David Kranzler, who passed away last week, was a religiously observant Jew who was immersed in the historical role of the Orthodox Jewish community during the Holocaust. While the countries of the world closed their hearts and minds to the destruction of European Jewish life, David was a flee case, a child survivor, who discovered during his extensive research that one group, the Orthodox community, was actively engaged in rescue. It would be an illuminating revelation that would direct his research for the rest of his life.

I first met David when I sought to learn more about the Kastner Transport, the train that transported 1,684 passengers—most of them were held hostage in Bergen-Belsen and released to freedom in Switzerland in December 1944. My mother, a Polish woman, was on that Hungarian train, and so was David’s wife, Judy. Agudath Israel archivist, Rabbi Moishe Kolodny, introduced us, and David and I worked together on some projects, notably The Goldberg Commission Report that reported on the inactivity of the American Jewish community during the Holocaust era. He became a trusted friend, a reliable source and someone who appreciated a good, solid, knock-down, drag-out intellectual battle.

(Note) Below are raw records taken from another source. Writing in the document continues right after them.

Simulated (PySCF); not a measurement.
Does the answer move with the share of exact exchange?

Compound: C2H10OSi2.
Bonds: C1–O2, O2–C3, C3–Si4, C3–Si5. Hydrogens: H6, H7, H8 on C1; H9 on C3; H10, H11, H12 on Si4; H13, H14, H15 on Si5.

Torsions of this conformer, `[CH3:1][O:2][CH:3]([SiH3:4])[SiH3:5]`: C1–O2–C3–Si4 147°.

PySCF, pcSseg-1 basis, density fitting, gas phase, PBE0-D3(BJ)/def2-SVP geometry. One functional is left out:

Although David was a diligent and exact researcher, he was nevertheless stubborn, cantankerous and exacting. His long-winded writing style often got in the way of the incredible facts he managed to dig up from archives and interviews, driving a humble editor to distraction and despair. But he admitted when you were right—usually after yelling himself hoarse. On the day of his funeral his wife told me: “There were days he wanted to kill you.” The feeling was entirely mutual—and then she reminded me of his gentle, generous side, like the day he helped me cross Lexington and 68th right after my knee operation, and invited my daughter to his home for Shabbat. David was a special soul.

David’s seminal work was Japanese, Nazis and Jews, a massive work about the refugee community in Shanghai from 1938-1945 and the rescue efforts of Jan Zwartendyk and Chiune Sugihara. Published in 1978 by Yeshiva Univerity Press, it was one of many books that he wrote about the Holocaust that focused on the actions of the Orthodox.

In the early ’80s, as a member of the “Goldberg Commission to Examine the Role of American Jews During the Holocaust,” I read the rough draft of a document he submitted called “Orthodox Ends, UnOrthodox Means.” In painstaking detail, it described the rescue efforts of Rabbi Michael Ber Wiessmandl and Gisi Flieschmann in Slovakia and the Sternbuchs and others in Switzerland, as well as many other attempts to save Jewish lives during the war—along with the constant attempts of the American and Zionist Jewish establishment to thwart those efforts. Like Japanese, Nazis and Jews, the document was a tough read, but buried in the text were nuggets of pure historical gold—

and an indisputable damnation of the American Jewish establishment.

As an editor, I couldn’t help but pull out my blue pencil and start cleaning it up, so I called him and asked him if I could officially work on the document. That’s how we began working together. I contacted a personal friend, Tim Noble, one of the finest editors I have ever known and then the op-ed page editor of The Record in Bergen County, New Jersey, who agreed to do the final vetting. It was tumultuous and noisy work, but we were determined to make this document air-tight, with little wiggle-room.

One reason for this was that David’s degree was in library science, not history, so many mainstream historians treated him with contempt while they “borrowed” his material without giving him due credit. This naturally put him on the defensive and sometimes made things tough. But when the editing of “Orthodox Ends” was done, David gave me a copy of Henry Feingold’s Midrash on American Jewish History. He inscribed it in his own illuminated way and I had it with me when I ran into Feingold at a meeting.

I also had the final draft of “Orthodox Ends” and asked Feingold to read it. He said Kranzler couldn’t write. I said Kranzler could dig and that this document was edited, so he did me a favor and read it. When he was done reading, I handed him Midrash to autograph and under Kranzler’s dedication to me he wrote, “Litvaks never succumb,” and then admitted, though not in writing, that “Orthodox Ends” may well be one of the best documents in the report.

David, you will be missed. You were, indeed, one of the best.